Confronting an issue of "first impression" in Massachusetts and the First Circuit, the Supreme Judicial Court joined with the majority position taken by the 8th and 3rd Circuit Courts of Appeal and courts elsewhere in holding that a malicious prosecution tort "occurs" for purposes of triggering the duty to defend when the underlying litigation is first filed, not when it is dismissed. Billings v. Commerce Ins. Co., 458 Mass. 194 (Nov. 4, 2010).
Defendant Commerce Insurance Company ("Commerce") insured plaintiff George H. Billings ("Billings") under a personal umbrella liability policy (the "Policy") that afforded coverage for "personal injury" caused by "an 'occurrence' to which this policy applies." "Personal injury" included "malicious prosecution, libel, slander or defamation of character."
In 1998, before Commerce insured Billings, Billings and others filed a lawsuit against the trustees of the Peterson 1990 Real Estate Trust, seeking to annul a decision of the Falmouth zoning board of appeals regarding issuance of a building permit on one lot, enjoin construction on other lots, and enjoin the building commissioner from issuing building permits for other lots. In April 2000, while Billings was insured by Commerce, this action was dismissed after the parties reported the action settled but failed to file the settlement agreement with the court. In December 2000, Scott and Eric Peterson, individually and as trustees, sued the plaintiffs in the 1998 action, including Billings, alleging malicious prosecution and intentional infliction of emotional distress.

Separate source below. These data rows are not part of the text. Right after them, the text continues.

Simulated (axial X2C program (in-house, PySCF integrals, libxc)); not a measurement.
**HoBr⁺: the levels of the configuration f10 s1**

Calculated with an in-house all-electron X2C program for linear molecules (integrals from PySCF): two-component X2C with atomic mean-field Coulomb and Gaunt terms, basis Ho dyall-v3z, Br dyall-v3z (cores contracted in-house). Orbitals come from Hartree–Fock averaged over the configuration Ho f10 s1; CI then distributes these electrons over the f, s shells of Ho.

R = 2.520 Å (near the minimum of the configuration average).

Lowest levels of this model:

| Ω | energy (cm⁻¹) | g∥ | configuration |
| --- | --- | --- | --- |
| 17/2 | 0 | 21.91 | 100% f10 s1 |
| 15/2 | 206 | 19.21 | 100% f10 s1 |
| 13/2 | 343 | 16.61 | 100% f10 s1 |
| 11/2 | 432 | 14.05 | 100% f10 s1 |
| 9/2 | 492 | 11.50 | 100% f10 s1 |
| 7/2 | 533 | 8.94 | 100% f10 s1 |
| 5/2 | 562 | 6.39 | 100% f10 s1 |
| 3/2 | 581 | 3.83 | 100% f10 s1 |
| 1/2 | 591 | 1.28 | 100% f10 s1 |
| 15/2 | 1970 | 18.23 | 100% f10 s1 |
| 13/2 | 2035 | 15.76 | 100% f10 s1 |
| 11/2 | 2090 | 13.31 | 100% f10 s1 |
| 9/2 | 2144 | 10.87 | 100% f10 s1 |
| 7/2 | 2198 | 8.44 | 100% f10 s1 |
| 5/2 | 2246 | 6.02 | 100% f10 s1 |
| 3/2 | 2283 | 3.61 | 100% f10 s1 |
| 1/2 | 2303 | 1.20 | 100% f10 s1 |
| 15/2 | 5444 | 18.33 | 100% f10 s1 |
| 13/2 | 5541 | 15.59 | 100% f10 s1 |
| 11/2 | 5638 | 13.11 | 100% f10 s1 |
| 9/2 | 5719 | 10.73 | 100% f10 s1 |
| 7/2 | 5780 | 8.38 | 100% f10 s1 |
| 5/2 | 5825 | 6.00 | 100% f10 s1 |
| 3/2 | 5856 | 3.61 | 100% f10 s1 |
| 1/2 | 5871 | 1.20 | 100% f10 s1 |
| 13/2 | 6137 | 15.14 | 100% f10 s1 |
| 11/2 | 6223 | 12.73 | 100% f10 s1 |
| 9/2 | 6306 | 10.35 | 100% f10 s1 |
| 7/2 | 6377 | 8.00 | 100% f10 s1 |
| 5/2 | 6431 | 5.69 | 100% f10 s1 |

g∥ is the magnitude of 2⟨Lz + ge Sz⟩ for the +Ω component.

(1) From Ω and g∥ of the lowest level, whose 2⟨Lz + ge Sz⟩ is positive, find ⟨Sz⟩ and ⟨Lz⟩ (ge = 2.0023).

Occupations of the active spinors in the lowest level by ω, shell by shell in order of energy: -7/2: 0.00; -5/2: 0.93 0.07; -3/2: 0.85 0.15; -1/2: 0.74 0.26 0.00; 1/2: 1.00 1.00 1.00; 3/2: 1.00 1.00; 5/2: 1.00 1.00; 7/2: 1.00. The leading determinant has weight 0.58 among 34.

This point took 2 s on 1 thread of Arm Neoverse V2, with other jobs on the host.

Billings sent Commerce the 2000 complaint and requested a defense. Commerce declined coverage on the basis that "there is no allegation in the [c]omplaint of an offense which was committed during the coverage period." Billings retained defense counsel at his own expense, and a jury returned a verdict in favor of Billings. Billings filed a declaratory judgment action seeking a declaration that Commerce breached its duty to defend him in the 2000 action. He also sought actual and punitive damages under G.L. c. 93A, alleging unfair insurance practices in violation of G.L. c. 176D § 3(9). The trial court judge granted Commerce summary judgment and denied Billings' motion for summary judgment. The Supreme Judicial Court transferred Billings' appeal on its own motion.
On appeal, the SJC considered two issues: (1) when a civil action against a policyholder alleges a claim of malicious prosecution, and coverage under the liability policy is based on the date of the "occurrence" rather than the date of the claim, is the "occurrence" when the underlying, allegedly malicious action is filed or when the action is terminated?; and (2) is the allegation that Billings and other defendants were "spreading rumors that the [Petersons] would fill the wetlands and build [sixteen] houses in the marsh" "reasonably susceptible of an interpretation that states or roughly sketches a claim for damages because of 'personal injury' arising from 'libel, slander or defamation of character,'" and if so, did the claim occur within the policy period?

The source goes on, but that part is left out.